Fly Fishing Soul
Tradition can be defined as a handing down of statements, beliefs, legends, customs, information, etc., from generation to generation, especially by word of mouth or by practice. I love this definition and I believe it starts with family and is what gives fly fishing a soul.
Two of my business partners, Andy and Eva Baker recently moved to the mountains of North Carolina in the middle of some great southern trout streams. I have had the great opportunity to fish the Davidson River on many excursions over the last twenty years. Truthfully, that was the extent of my local knowledge of the area, not much in the way of tradition to pass on to my Son-in-Law and granddaughter. However, a quick search for traditional North Carolina trout fly patterns turned up a few possibilities. I needed to tap into tradition and trust the fact that fly patterns developed many years ago, can and do still catch trout. The three patterns that intrigued me most and appeared to be patterns our nine year old Eva could learn to tie would be the Sheep Fly, Yellow Hammer, and Tellico Nymph. All three patterns could be used to swing downstream or be perfect for some tight line nymphing. I tied a few of each, a little rough, or as my fine artist wife Melanie would call, Artist Proofs.
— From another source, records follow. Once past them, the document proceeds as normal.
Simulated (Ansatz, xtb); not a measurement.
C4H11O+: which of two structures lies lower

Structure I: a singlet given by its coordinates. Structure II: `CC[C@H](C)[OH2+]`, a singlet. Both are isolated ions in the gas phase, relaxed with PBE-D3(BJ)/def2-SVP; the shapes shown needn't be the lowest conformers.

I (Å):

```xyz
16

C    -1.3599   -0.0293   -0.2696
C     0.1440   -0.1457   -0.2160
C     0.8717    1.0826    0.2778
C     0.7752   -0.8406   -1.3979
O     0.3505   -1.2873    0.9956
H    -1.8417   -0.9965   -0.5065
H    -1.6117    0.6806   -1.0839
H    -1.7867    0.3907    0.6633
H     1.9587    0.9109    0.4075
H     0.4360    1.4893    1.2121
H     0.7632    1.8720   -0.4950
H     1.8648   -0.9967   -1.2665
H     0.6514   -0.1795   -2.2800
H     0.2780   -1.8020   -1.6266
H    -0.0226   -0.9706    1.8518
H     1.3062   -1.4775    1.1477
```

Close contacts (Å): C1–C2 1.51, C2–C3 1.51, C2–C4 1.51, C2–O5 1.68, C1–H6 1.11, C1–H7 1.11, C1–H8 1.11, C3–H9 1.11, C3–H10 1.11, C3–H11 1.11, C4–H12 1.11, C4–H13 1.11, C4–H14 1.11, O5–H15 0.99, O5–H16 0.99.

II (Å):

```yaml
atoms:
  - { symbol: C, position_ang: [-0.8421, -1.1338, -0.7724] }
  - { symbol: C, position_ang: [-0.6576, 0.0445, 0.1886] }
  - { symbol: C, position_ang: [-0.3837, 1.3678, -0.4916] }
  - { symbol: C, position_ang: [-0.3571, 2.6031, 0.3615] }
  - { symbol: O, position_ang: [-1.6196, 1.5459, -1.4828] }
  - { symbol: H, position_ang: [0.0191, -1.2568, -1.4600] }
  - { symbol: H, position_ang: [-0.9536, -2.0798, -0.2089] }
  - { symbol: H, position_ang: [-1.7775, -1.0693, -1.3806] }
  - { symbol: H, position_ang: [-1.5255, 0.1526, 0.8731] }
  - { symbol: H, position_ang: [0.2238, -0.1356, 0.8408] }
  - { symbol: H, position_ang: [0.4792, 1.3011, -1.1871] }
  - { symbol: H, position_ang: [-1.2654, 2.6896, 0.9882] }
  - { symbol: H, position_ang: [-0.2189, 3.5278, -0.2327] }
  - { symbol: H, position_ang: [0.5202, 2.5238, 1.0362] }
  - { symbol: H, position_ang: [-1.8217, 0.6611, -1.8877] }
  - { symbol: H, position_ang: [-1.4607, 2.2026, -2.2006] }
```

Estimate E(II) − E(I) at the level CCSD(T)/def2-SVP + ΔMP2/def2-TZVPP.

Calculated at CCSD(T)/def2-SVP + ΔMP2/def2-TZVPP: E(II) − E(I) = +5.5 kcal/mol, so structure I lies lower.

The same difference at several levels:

Putting Experience to the Test
The Green River is a twenty minute drive from the Kid’s house and is a beautiful hatchery supported trout stream, plenty of fish! Andy and I bought some nice maps, opened them up on the hood of the truck and began to start a tradition of our own. I must admit that I am responsible for the first coffee stain on the brand new map. Hopefully, he can share the map and the adventure with my daughter Sarah and the two girls, Eva and Lila, on many excursions for years to come.
We scouted and found a few spots that were young family friendly in regards to wading. The time had come to put tradition to the test. The look of the stream was familiar to me, plunge pools, flats, riffles, pocket water, long runs, etc. Andy wet waded into position armed with a Yellow Hammer tied to the bend of the hook on a Sheep Fly. I watched as he found the feel for swinging a fly where he wanted it to go. I must admit I felt a little guide pressure to put him on and land a trout, any trout. The pressure escalated within ten minutes as Andy hooked up his first North Carolina trout. In retrospect, I was hoping it was a stocker that would come to hand without much trouble, it would still count. Instead, he hooked up a holdover with good sized shoulders and the fight was on! As he fought the fish, I remember telling him to enjoy the tussle, probably because I wasn’t sure the three of us were going to meet at my net. I cannot remember feeling so satisfied with any trout I have landed as when I looked at Andy’s face as he admired his beautiful rainbow trout resting in the cool water, safely in the net. Not a monster in size, but a giant in terms of what that trout meant to both of us. The Yellow Hammer was secure in the side of the trout’s jaw just as it has been on many trout over the some seventy-five years since first tied. I would imagine, if you run into Andy on the stream he will have a few Yellow Hammers in his box. The tradition continues.